The same writer describes another sacrifice either to Isis or Athor, to a "goddess whom they regard as the greatest, and honor with the chiefest festival. When they have flayed their steer they pray, and when their prayer is ended, they take the paunch of the animal out entire, leaving the intestines and the fat inside the body; they then cut off the legs, the ends of the loins, the shoulders, and the neck; and having so done, they fill the body of the steer with clean bread, honey, raisins, figs, frankincense, myrrh, and other aromatics. Thus filled, they burn the body, pouring over it great quantities of oil. Before offering the sacrifice, they fast, and while the bodies of the victims are being consumed they beat themselves. Afterwards, when they have concluded this part of the ceremony, they have the other parts of the victim served up to them for a repast.”
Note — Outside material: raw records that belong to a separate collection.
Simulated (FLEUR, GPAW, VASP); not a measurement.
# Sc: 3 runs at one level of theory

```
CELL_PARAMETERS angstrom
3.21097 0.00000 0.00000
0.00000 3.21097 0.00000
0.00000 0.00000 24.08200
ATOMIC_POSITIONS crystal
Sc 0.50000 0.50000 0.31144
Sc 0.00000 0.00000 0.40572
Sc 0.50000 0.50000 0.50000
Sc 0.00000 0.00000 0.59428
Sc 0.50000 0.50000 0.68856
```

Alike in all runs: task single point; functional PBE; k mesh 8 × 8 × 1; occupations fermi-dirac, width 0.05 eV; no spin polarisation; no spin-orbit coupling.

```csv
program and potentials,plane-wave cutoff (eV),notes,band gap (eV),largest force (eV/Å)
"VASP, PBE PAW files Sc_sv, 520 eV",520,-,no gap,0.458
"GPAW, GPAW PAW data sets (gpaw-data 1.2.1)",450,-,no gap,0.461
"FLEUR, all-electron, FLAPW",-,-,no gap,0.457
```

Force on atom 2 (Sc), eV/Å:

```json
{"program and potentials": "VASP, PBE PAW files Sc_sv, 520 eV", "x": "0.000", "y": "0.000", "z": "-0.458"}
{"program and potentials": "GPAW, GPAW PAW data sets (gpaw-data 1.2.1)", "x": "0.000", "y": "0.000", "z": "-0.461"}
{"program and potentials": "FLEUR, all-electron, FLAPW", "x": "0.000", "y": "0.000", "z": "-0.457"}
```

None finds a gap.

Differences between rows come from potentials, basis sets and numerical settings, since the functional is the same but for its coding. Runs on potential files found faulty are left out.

In one of Dümichen's volumes is a series of plates representing the whole process of slaying an animal for sacrifice-a duty distributed among several priests.
As the Egyptians had many gods, so they had numerous religious festivals; and all great events in the nation-such as the coronation of a king, the appointment of any man to high office, the return of the army from battle-were interwoven with appropriate sacrifices.
Besides certain fixed festivals in the year, they had a daily sacrifice offered in the temple by the chief priest, accompanied by a prayer for the welfare of the monarch, in the presence of the people.
One can but lament that such ordinances were not directed to the one true and only God, rather than to some imaginative being represented by a figure of stone or a living animal I Among their yearly festivals, one of the most prominent was that connected with the rise of the river Nile. As their harvest, and indeed almost their existence, depended upon the rising of the Nile, it is not surprising that among their many gods,' one of them should represent the Nile.
His name was HAPI, or HAPIMON, god of the Nile. He is crowned with the two water-plants, representing Upper and Lower Egypt, and carries them also in one of his hands. In the other he carries vases of the fruits of the earth as being produced by the waters of the river over which he presides.
The festival was held when the river began to rise, and was looked upon as a propitiatory service; the neglect of which would surely be followed by an inadequate supply of water. The general belief in the efficacy of the sacrifice secured its due performance. "Men and women assembled from all parts of the country in the towns of their respective names, grand festivities were proclaimed, and all the enjoyments of the table were united with the solemnity of a holy festival. Music, the dance, and appropriate hymns, marked the respect they felt for the deity; and a wooden statue of the river god was carried by the priests through the village in solemn procession, that all might appear to be honored by his presence, while invoking the blessings he was about to confer.”
To the reader of scripture will doubtless be recalled by the above, that which is recorded of the worship of the golden calf made by Aaron: "the people sat down to eat and to drink, and rose up to play:" they sat down to eat of the sacrifices, and rose up to enjoy the music and the dance. They had learnt it all in Egypt.
We give the first stanza of a hymn to the Nile, in a papyrus, now in the British Museum, as interpreted by Mr. Birch.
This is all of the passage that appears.